Recently there has been a lot of heated debate about the death penalty in Russian society: whether or not it would be reasonable to lift the moratorium on capital punishment in connection with recent tragic events, namely the murder of an innocent nine-year-old girl in the city of Saratov.
We have talked with Archpriest Vladislav Tsypin, Ph.D in Church History, Ph.D in theology, Professor of the Moscow Theological Academy and the Sretensky Theological Seminary, about the position of the Church on capital punishment past and present.
—Fr. Vladislav, in your view, what historically was the Russian Orthodox Church’s perspective on the death penalty? Did it accept this form of punishment and never dispute it? Did it stand up for it being done away with, or did it have a neutral attitude towards it and never voice its position on it?
—If I were to choose from the answers you have suggested, I would say that the Church naturally accepted capital punishment as a reality, and it never disputed the legitimacy of its existence. At the same time, in the history of the early Church, Byzantium and the Russian Church the hierarchy often appealed in specific actions to the authorities for clemency for those sentenced to death. Thus, while not denying the need for the use of the death penalty, in different periods of its history the Church nevertheless stood for mercy toward those who committed grave crimes.
True, in some cases those who were obviously innocent were condemned to death; in such cases the Church in the person of its primates would appeal to the supreme authorities, to monarchs for the review of convictions. Perhaps the most distinctive example of intercession and mediation for those who were convicted unfairly was by Metropolitan Philip of Moscow.

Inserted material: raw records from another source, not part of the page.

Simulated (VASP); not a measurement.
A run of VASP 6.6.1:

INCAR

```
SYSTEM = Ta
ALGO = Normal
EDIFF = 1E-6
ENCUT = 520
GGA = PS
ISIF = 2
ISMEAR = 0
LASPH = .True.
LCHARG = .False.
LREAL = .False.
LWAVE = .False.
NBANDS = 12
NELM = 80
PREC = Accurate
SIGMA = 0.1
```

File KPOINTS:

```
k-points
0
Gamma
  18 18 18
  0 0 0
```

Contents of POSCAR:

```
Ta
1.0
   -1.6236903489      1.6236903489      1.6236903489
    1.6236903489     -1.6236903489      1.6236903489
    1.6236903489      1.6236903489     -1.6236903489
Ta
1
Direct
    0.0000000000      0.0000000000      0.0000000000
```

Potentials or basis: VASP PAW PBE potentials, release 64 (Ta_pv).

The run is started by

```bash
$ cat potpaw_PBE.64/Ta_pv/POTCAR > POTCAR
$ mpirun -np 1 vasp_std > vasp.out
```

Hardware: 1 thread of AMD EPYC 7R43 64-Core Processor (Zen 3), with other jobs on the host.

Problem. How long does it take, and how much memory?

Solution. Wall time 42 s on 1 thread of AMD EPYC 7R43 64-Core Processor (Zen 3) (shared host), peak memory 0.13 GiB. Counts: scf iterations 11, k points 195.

Moreover, this kind of punishment is considered in “The Basics of the Social Concept of the Russian Orthodox Church”. This document pays considerable attention to this matter. The Church’s approach boils down to the following: While the Church does not have Biblical grounds for insisting on the abolition of the death penalty, it holds that if society has become mature enough to halt the use of capital punishment, then this initiative should be supported.
—Do I understand correctly that the Church has never raised its voice in favor of the abolition of capital punishment as such?
—You are right.
—We will not take our days, when capital punishment has been removed from the penal codes of many countries. But in former times the legality of the use of the death penalty was apparent: Its purpose was to protect society from grave crimes.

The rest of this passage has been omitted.